Four stars appear to be enhanced in vanadium for [Fe/H] < −1.5 compared to rest of the sample. Moreover, the stars with high [V/Fe] at [Fe/H] ~ −2.5 also show a high [Ni/Fe] and [Zn/Fe] as well as a low [Sc II/Fe II]; notably, this star belong the GSE substructure.

We show the chemical evolution tracks also for iron peak elements, but we are afraid that the yields assumed (we recall that we use François et al. 2004) are not the final answer, as shown already for manganese (Cescutti et al. 2008; Seitenzahl et al. 2013; Cescutti & Kobayashi 2017) and possibly true for other elements. Clearly, the chemical evolution models can only be as good as their nucleosynthesis input and the iron peak nucleosynthesis is not so well understood at present (see e.g. Fig. 15 of Kobayashi et al. 2011). Still, the chemical evolution results for GSE seem to reproduce the observed ratios at least for manganese, cobalt, and nickel, indicating that the role and timescale of SNe Ia are well considered.

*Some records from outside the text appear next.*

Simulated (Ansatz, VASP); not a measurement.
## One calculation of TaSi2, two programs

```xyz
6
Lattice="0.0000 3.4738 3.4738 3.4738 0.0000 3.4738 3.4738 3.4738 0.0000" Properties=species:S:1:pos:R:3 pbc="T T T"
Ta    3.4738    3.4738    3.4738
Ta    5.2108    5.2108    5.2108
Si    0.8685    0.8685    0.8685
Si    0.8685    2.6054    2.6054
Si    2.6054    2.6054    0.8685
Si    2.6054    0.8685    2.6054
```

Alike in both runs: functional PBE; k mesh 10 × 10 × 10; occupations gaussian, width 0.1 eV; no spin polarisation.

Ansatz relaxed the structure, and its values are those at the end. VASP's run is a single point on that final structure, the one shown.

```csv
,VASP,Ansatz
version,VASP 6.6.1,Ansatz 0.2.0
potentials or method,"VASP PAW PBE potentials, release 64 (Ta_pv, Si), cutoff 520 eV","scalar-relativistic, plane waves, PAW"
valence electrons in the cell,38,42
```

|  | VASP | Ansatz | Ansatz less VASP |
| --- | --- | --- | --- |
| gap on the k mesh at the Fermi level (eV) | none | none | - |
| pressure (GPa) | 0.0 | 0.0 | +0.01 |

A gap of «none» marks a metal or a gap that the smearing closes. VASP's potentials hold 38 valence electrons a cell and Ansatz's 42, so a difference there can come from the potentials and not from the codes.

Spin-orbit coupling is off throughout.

Again we do not see in the data any significant trend or offset between halo stars and GSE stars. On the other hand, the GSE star with the lowest iron content, BD+393309 shows peculiar abundance ratios of [V/Fe], [Ni/Fe] and [Zn/Fe] that appear to be all enhanced with respect to sample. The interpretation of this enhancement is not trivial; [Zn/Fe] – and to a lesser extent also [Ni/Fe] – is expected to be higher in the nucleosynthesis of hypernovae (Kobayashi et al. 2006), compared to standard SNe II. Hypernovae belong to a class of SNe II exploding with a kinetic energy ten (or more) times the typical energy for SNe II of 1051 erg and tend to eject a larger fraction of iron-peak elements. On the other hand, a hypernovae will be polluting with a lower ratios of [α/Fe] and this does not seem to be the case. Certainly, we plan to monitor the presence of these stars – enhanced in iron peak elements – in future MINCE data. Regarding Sequoia stars, the abundance ratios of V, Cr, Mn, and Co as compared to Fe are increasing toward higher metallicity, whereas the opposite happens to Zn and Ni. Clearly with three stars, we cannot consider these trends to be significant, but again we will keep track of this hint in future MINCE papers.

Table 9

Approximate NLTE corrections for two MINCE stars.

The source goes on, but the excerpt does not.